Some will be in prime time, the committee has promised, so watch for where you can get coverage of the red carpet for those. I can’t wait to see what Rudy’s dateis wearing.

The Committee is reportedly still wrestling litigants for John Eastman, the Trump operative who wrote the Insurrection for Dummies memo describing his fever dream that then-Vice President Mike Pence could overturn the 2020 election by rejecting the electors from seven states — Arizona, Georgia, Michigan, Nevada, Wisconsin, New Mexico and good old Pennsylvania.

Politico reports that Eastman is still shielding 20,000 pages of records the committee has requested, but 3,000 of particular interest will apparently suffice in advance of the hearings. The committee has already won a Supreme Court case against Trump for access to thousands of pages of his White House records, a potential mother lode of incriminating evidence.

Already logged into the record as well is testimony from the Trumps Who Occasionally Truth — Don Jr. and Ivanka. It was Don Jr., you’ll remember, who went to texting as violence engulfed the Capitol, “He has to lead now. It has gone too far and gotten out of hand.” Junior was trying to get White House chief of staff Mark Meadows to coax Trump to call off the rioters. Whom better to text during a riot over alleged election fraud than a man who was once registered to vote in three states?

The Committee is already in possession of a small mountain of Meadows’ texts, which is part of the reason committee member Jamie Raskin has predicted the hearings will “blow the roof off” the House.

Whether the roof flies all the way to Florida and flattens Trump like the Wicked Witch of West Palm (Witch hunt!) remains a dubious outcome, as you know, because no one in American history has survived more smoking guns and bombshells and flying roofs than its 45th president.

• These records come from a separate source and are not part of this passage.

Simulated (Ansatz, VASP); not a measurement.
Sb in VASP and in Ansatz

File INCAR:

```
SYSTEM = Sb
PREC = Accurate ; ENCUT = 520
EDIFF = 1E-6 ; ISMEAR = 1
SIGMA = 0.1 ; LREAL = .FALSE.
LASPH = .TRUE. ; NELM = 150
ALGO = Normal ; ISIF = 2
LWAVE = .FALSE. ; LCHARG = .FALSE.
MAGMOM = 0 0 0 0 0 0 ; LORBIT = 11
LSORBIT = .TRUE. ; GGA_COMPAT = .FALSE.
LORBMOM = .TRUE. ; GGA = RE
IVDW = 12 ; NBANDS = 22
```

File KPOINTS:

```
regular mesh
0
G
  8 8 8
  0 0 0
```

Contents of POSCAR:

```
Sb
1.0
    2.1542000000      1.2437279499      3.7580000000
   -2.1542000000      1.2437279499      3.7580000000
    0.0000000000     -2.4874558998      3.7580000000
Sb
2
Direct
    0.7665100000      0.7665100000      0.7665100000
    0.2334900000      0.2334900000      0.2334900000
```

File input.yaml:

But at the minimum, the hearings must present to the country a perfectly digestible narrative of what happened on Jan. 6, 2021, why those things happened, and what actions are mandatory so that they never happen again.

If Republicans take over the House in November, the committee will trapdoor out of existence in no time. So yeah, that’s the hurry. The longer this committee’s work takes, the more it flirts with irrelevance.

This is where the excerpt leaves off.